How to Taste Wine: Old School Tasting for New World Wines

Tasting wines blind usually works well…usually. It turns out that bagging and tagging can challenge even the most widely traveled among us. RULES for bagging: Learn to hold onto the bags used at your local wine shop; i.e., Woodland Hills Wine Co. Place the wines in plain brown wine bags. Pull the corks first and put them aside. Use corks from other bottles that occupy an otherwise useless drawer in the kitchen. Tape the bags tightly just below the rims. Send someone else to number the bags.

Problems can also arise when the concept fails. The latter occurred recently when we tried to taste off Pinot Noir wines, all from Santa Rita Hills. We were hoping to discern the differences between winemaker styles: terroir vs. fruit driven, lower vs. higher alcohol levels, New versus Old World preferences. Other “territorial” nuances might have played a role but that would lower this blog to the level of “entertainment” rags like People, US, and OK or some other Rupert Murdoch publication [ed. just ask, he’s itching to gossip if only someone was interested!]. Suffice it to say the SRH Pinot Noir taste-off proved to be more cerebral than distinctive. Given the sameness of outcomes, i.e., all the wines were pretty darn fruity with alcohol levels above 14%, we turn to the science of measurement to present our findings.

Here then is a matching quiz where you THE WELL INFORMED READER will successfully match the label to the description of the wine. Record your matches at the end under COMMENTS. Enter the number for the wine with the letter for the description. If you believe the #1 wine 2010 La Grange aux Belles La Niña matches the letter F description then enter 1F under COMMENTS. Your complete finished answers will read 1F, 2G, 3D…

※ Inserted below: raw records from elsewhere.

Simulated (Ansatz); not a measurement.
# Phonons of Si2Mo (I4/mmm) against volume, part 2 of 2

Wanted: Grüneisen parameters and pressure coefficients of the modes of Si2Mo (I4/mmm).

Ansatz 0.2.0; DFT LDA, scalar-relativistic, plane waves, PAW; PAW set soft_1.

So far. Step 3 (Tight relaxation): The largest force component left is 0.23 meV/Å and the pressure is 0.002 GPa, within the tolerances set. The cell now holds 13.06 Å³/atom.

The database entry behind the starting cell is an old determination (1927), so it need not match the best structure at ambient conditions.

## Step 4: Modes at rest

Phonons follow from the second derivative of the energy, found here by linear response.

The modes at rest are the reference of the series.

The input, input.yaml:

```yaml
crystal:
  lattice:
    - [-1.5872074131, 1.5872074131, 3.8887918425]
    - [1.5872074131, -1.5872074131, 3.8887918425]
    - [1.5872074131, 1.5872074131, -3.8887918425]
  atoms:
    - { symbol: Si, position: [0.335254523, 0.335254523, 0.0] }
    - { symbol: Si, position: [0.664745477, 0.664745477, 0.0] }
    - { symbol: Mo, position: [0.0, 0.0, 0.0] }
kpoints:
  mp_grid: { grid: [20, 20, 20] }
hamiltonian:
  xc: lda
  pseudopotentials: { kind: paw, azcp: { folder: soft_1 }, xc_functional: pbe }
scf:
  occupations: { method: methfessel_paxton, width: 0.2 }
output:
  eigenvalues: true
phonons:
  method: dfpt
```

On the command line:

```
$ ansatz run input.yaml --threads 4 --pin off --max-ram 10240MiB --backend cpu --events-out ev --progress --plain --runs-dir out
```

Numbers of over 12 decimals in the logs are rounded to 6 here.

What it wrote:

OK. Pick up your pencils and break the seal on your booklets. Like so. You may begin.


THE 5 WINES..

1. 2010 La Grange aux Belles La Niña (Gamay) 13%
2. 2001 Viña Ardanza Reserva Especial (80% Tempranillo) 13.%
3. 2010 Cold Heaven Peacemaker Pinot Noir 14.75%
4. 2006 D’Alfonso-Curran Pinot Noir Los Hermanas Vineyard, 14.1%
5. 2007 Talley Arroyo Grande Pinot Noir 14.1%

THE NOTES…

A. Fruity, balanced, not overwhelming. Tastes like Sangiovese. Forward cherry fruit. Medium weight. Pretty fresh for older wine. Fan favorite. $30

B. Alcoholic, big wine with peppery nose and flavors. Cherry cola. Powerful, like Syrah. $45

C. Funky nose and flavors. Is this Pinot Noir? Thick, unctuous, vinous. Sweet, cherry Robitussin, tannic. Off balance. $15

D. Sweet flavors. Smells and tastes like Pinot Noir but not distinctive. $25

E. Too big. Lots of alcohol. Hot. Everything wrong with SRH Pinot Noir. Gets more intense with time in the glass. Too focused. $45

Our tasting was undone not only by the lack of distinction among Central Coast Pinot Noir winemakers but also by the entry of two non-Pinot Noir wines. In the end the Spanish wine was most favored [ed. hint hint]. Once again, SRH Pinot Noir wines will go on hiatus. As took place with Paso Robles, we shall turn our attention to Rhone style reds from Santa Barbara. David Corey of CORE Wine Company has made the point in spades that these are the varietals which do best round these parts. In the queue for further testing on that proposition, we have Blair Fox of Blair Fox Cellars and Mikeal Sigouin of Kaena Wine Company; both premium and high rep Rhone style wine makers from the region.

As we observed in Paso Robles White Rhone style wines from SRH are another story. Some local SRH winemakers are doing a bang-up job with Rhone varietals such as Viognier, Rousanne, Marsanne and Grenache Blanc. Kris Curran has been making very popular and luscious Grenache Blanc wines for longer than we can look up. We tasted two Viognier wines recently from producers with whom we were less familiar. We often find the Rousanne/Marsanne/Grenache Blanc blends fairly pleasing. However, we have consistently been unimpressed with Viognier as a varietal in general. Things have changed.

2010 Cold Heaven Sanford & Benedict Viognier $34: This is Morgan Clendenen’s signature wine. The next issue of Elegant Living magazine includes my incredibly perceptive interview/profile of her. This wine has a powerful nose. First flavors are steely, acidic, sharp. There is ferality but none of the dreaded feline quality. With a little more time citric and lemon flavors emerge. Kind of like ripe kiwi. Next stage shows peach. This is getting delicious. Excellent. Check the alcohol. 13.5%

2009 Blair Fox Paradise Road Santa Barbara County Viognier
$24: Another winner. Comes out strong but not beefy. Think Marshall Faulk. A tough, persistent and shifty runner with enough power and strength to carry the ball the entire game. Solid fruit flavors. More peachy than lychee. Also more straight ahead where the Cold Heaven teases and tempts. Like the Cold Heaven version this wine has very good acid to support the fruit. Also featured in the November 2012 issue of EL. Another winner. 14.2%

Although these two wines are not U20 values they are still good value in terms of quality. Keep in mind these are very low production hand-crafted wines made very skilled local winemakers. It shows. If somebody wants to know what to bring to the holiday party suggest one [ed. or both!] of these wines and you will be watching the door. Timing is perfect for bigger red and solid white wines. We especially like these white Rhone varietals with their lighter alcohol levels. The weather will turn cooler and Turkey Day is on the horizon. Stay frosty.